Shock Marketing

The American Red Cross parked a truck in the middle of the plaza that separates Market Street from the Embarcadero Wednesday. Each side of the truck carried a 10 foot by 20 foot picture of destruction: San Francisco ripped apart by an earthquake, the emblematic clock tower of the Port of San Francisco fissured and ready to fall. The other side showed the financial district in ruins, with cars flipped over, office buildings on fire and a crack in the asphalt running the length of Market Street.

The advertising campaign slogan: “What do we have to do to get your attention?”

Well, the shock marketing worked on me. Although this reporter’s office building appeared to remain standing in the distance, a Red Cross worker assured me that didn’t mean I was safe, “You just can’t see that far into the picture,” she said. No amount of sunny San Francisco afternoon walking quite got me away me from thinking of my impending doom.

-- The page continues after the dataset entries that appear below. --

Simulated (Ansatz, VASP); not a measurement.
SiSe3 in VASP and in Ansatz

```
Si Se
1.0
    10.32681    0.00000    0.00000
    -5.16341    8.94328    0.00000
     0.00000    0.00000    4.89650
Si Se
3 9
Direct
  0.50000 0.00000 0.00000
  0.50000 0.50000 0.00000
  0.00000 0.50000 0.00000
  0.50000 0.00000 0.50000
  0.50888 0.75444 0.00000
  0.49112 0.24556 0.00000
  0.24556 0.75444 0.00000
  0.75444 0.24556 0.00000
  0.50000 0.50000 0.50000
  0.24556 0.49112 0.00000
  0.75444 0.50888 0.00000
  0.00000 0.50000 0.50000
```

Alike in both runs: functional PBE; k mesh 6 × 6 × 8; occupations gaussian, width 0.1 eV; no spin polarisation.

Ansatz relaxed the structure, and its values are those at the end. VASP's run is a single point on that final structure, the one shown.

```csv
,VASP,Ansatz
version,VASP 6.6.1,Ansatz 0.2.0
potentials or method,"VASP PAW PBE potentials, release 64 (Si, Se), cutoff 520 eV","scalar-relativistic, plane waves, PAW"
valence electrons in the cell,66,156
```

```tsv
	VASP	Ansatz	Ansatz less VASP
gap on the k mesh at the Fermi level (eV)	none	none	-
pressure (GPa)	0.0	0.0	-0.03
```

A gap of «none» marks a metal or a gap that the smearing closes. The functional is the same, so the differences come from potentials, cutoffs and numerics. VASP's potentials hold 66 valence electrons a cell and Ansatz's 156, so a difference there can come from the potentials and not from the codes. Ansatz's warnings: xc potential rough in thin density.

“The U.S. Geological Survey estimates that there is a 62% chance of an earthquake the size of the 1906 hitting the San Francisco Bay Area again in the next 30 years,” postcard versions of the shocking pictures passed out at the scene claim.

My first day of work with the Venture Capital Journal was the 100th anniversary of the 1906 earthquake and since I moved to San Francisco, I’ve survived two 4.5 magnitude quakes. The threat of danger is something we live with every day. Is shock marketing really necessary?

Marketing campaigns like this definitely get people’s attention, but can run the risk of turning people off in a serious way. The Red Cross worker I spoke with said at least one person had complained that the pictures were too graphic and unnecessary. It must be a difficult line to walk. How would New Yorkers feel, for example, if the Red Cross posted pictures of the Chrysler Building in flames with the tail-section of a plane sticking out of its side?

Marketing experts, please weigh in: do you think the Red Cross went too far with these pictures?